Keith Nunes 2019KANSAS CITY — Concern about fresh water scarcity continues to drive change throughout the food production and processing industries. In addition to local governments and individual companies taking a more proactive approach to conservation, risk management tools are emerging to help business leaders assess and hedge against uncertainty. Such tools must be further developed to aid producers and manufacturers in risk management.

Ceres, a non-profit that works with investors and companies to identify sustainable solutions to climate change, held a webinar Aug. 28 about the issue of water scarcity. Maarten Gischler, senior water adviser for the government of The Netherlands, estimated that the true economic cost of fresh water is four to eight times higher than what businesses currently pay.

The threat of significantly higher costs on the horizon will accelerate development of risk management tools. One such tool was introduced in mid-September by the CME Group, Chicago, and Nasdaq, New York. The Nasdaq Veles California Water Index future is intended to give agricultural, commercial and municipal water users greater transparency, price discovery and risk transfer.
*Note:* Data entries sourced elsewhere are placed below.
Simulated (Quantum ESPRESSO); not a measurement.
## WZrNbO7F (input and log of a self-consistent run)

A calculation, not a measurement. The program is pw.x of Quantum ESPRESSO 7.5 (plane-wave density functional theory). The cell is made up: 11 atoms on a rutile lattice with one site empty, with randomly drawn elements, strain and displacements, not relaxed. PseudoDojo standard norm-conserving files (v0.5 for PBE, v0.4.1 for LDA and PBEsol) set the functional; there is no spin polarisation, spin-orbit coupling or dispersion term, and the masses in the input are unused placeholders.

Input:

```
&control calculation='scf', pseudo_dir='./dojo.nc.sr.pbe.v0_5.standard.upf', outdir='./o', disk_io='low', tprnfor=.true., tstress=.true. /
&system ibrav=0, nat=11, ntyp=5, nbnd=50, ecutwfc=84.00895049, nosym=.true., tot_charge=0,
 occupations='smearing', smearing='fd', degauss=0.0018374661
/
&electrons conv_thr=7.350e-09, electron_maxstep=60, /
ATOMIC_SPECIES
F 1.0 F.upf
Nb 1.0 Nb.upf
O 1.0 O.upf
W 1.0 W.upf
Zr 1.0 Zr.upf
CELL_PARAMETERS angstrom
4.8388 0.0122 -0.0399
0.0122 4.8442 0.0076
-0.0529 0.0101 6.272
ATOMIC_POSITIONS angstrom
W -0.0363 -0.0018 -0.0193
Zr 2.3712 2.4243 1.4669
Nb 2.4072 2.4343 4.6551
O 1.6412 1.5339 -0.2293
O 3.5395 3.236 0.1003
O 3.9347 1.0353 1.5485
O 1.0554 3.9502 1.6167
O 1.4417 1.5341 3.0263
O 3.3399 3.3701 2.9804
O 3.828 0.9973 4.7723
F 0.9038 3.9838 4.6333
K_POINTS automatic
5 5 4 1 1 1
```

“With nearly two-thirds of the world’s population expected to face water shortages by 2025, water scarcity presents a growing risk for businesses and communities around the world, and particularly for the $1.1 billion California water market,” said Tim McCourt, global head of equity index and alternative investment products for the CME Group. “Developing risk management tools that address growing environmental concerns is increasingly important to CME Group.”

The true economic cost of fresh water is estimated to be four to eight time higher than what businesses currently pay.

The futures market will help create a forward curve to give water users a way to hedge future price risk. For example, 40% of water consumed in California is used to irrigate its 9 million acres of crops. Nasdaq Veles California Water Index futures would allow producers to plan for changing costs of the water they need for large-scale irrigation. It would also allow a commercial user, like a manufacturer, to better navigate business and financial risks when water prices fluctuate. The water futures contract will be quarterly and financially settled based on the Nasdaq Veles California Water Index launched in 2018, with each contract representing 10 acre-feet of water.

Earlier this year, Ceres, in collaboration with the government of The Netherlands and University of Saskatchewan’s Global Institute for Water Security, created the Valuing Water Finance Initiative. As part of the effort, the Valuing Water Finance Task Force was created to drive corporate action on water-related financial risk. Faced with the looming effects of climate change and dwindling clean water resources, there is a pressing need to drive capital market actors — including large institutional investors, banks and major corporations — to play a role in addressing water issues, according to Ceres.

These impacts are reverberating throughout the supply chain, and business leaders must have the internal and external tools needed to manage such risk. Internal efforts include conservation and management-led initiatives. External tools will include futures contracts like the Nasdaq Veles California Water Index and others that have yet to be developed but will be necessary to manage the uncertainty around fresh water availability that is looming.